Greg Mankiw’s Ten Principles of Economics — the tourist platter. And math and PC.

When I first read Greg Mankiw's "Ten Principles of Economics" I thought they were embarrassing. But I really liked the rest of the book, and decided to become a Canadian co-author (along with Ron Kneebone and Ken McKenzie of The University of Calgary). I thought that when teaching I would just skim over the 10 principles quickly to get past them. But I changed my mind. I now spend more time (minutes per page) teaching that first chapter than anything else in the book.

This post is about why I changed my mind, and how I teach them.

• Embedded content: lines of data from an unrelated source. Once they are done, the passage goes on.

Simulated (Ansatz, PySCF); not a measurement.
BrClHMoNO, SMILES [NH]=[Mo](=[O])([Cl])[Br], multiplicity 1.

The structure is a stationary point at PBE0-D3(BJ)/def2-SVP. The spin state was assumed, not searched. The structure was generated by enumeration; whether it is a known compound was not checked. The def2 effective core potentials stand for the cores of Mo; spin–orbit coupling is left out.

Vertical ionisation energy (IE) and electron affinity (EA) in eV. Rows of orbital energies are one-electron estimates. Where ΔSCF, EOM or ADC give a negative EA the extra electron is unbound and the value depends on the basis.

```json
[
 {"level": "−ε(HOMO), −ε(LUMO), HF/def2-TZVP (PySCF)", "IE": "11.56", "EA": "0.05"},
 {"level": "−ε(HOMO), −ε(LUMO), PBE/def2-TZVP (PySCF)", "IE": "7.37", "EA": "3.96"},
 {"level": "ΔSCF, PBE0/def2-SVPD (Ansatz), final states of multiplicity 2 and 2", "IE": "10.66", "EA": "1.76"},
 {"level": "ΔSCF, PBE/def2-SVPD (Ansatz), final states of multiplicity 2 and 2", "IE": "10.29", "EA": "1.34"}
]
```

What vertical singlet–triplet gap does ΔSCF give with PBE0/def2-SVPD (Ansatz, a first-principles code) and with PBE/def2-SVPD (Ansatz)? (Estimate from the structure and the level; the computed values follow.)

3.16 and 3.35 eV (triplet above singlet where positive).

Then I go totally off-topic and talk about high school math and political correctness.

It was the very idea of "10 Principles" that put me off initially. It sounds too much like "10 Commandments". Nothing in economics is written in stone; everything has exceptions, and is up for debate. And why precisely 10, for heaven's sake? Why not 9, or 11? I kept thinking of the holy hand-grenade of Antioch: "Three shall be the number thou shall count, and the number thy counting shall be three…". What is it with these magic numbers, like 10, or 3?

But when I came to teach them, right at the beginning of the course, I found myself spending much more time on them than I had planned. And the students seemed receptive, and to learn a lot from them.

I finally realised why they worked when I spent 3 hours in Jamaica (with Carleton colleague and Cuban economy blogger Arch Ritter). We went to a restaurant for lunch while waiting for our connecting flight to Havana. I looked down the very unfamiliar menu, and chose the "tourist platter". The tourist platter had a little bit of everything. Obviously designed for people like me, who were ignorant of Jamaican cuisine and wanted a quick introduction.

Greg Mankiw's 10 principles is the tourist platter of economics.

You can define economics as the study of how societies allocate scarce resources. Or you can define it as the study of human interaction based on methodological individualism, rational choice, and equilibrium. Or you can define economics as what economists do; and the best way to explain to new students what economists do is to give them some examples. The 10 principles are just examples of how we think, not holy commandments. And 10 is just a nice round number.

So I tell the students that the 10 principles are the tourist platter of economics. And I tell them to approach each one with a critical eye. Can you think of exceptions where this principle might not make sense? (Does jerk chicken taste good?) Quite apart from anything else, thinking of possible exceptions makes you understand the principles better. Think of an example where rational people would not think at the margin, because the relevant choice is an all-or-nothing choice.

Now I'm going to go off-topic.

There are three ways to understand economics: words, diagrams, and math. In first year we use all three, but with less emphasis on the math, and we keep the math simple. If we think of words, diagrams, and math as three languages, students need to understand the three languages, but they also need to translate back and forth between the three languages. What does this graph mean in words? What does this equation look like in a graph?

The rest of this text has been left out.